It's war on wife-beaters

By GEORGE PASCOE-WATSON
Deputy Political Editor

Published: 16 Jun 2003

The Sun

WIFE-BEATERS who breach court orders will get a criminal record in a domestic violence crackdown, it was revealed yesterday. Home Secretary David Blunkett will beef up laws to stop the thugs escaping justice. They will now face jail for breaching orders which ban them from abusing or harassing their partners again. Breaching the order is currently not a criminal offence. At present an injunction has to be brought before they face the threat of a prison sentence. That will no longer be necessary under the new laws. Mr Blunkett will close the loophole on non-molestation and occupation orders with the first changes in domestic violence law for 30 years. A Government insider said: "Women need protection. They need to feel the law of the land is there to ensure they have peace and security.“There are major loopholes that are exploited by brutish men all the time. That must stop."

Non-molestation orders are issued in the majority of domestic violence cases.

They forbid thugs who abuse and harass their former girlfriends and wives but have not been convicted of assault from reoffending.

Occupation orders ban them from moving into the same area as their ex-partner.

But every day women’s lives are made a misery by men who openly ignore the orders.

Few ever go to jail unless an injunction is taken out and they ignore it. Courts will get the power to jail repeat offenders.

Currently there is no stigma attached to breaking the orders because the offences are not classed as crimes.

Carrying a criminal record prevents people from travelling to certain countries. And it can also ruin their careers.

The loophole dramatically undermines victims’ faith in the criminal justice system.

And experts say it often makes the problem worse when the man takes revenge for being brought to court.
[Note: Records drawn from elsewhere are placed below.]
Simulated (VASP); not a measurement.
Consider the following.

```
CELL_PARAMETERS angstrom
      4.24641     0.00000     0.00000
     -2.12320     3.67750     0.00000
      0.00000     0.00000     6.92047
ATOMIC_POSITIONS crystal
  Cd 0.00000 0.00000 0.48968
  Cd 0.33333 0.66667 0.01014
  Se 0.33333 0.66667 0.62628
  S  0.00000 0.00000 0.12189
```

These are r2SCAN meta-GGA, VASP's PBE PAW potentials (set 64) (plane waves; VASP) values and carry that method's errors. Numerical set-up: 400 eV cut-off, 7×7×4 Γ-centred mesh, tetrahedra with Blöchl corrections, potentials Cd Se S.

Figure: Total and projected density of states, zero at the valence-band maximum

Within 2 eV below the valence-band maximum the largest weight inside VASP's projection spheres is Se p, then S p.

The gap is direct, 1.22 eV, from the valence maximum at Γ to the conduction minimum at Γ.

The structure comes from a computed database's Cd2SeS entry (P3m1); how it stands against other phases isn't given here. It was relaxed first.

Mr Blunkett will introduce the measure in a green paper on Wednesday and he aims to bring in a Bill in the autumn.

A new domestic violence register will also be introduced.

Men convicted of assaulting partners will have to sign it.

Their names and addresses will be logged and they will be forced to inform authorities every time they move.

Research has shown domestic abuse accounts for one quarter of all violent crime in Britain. Two women are killed every week by a partner or an ex.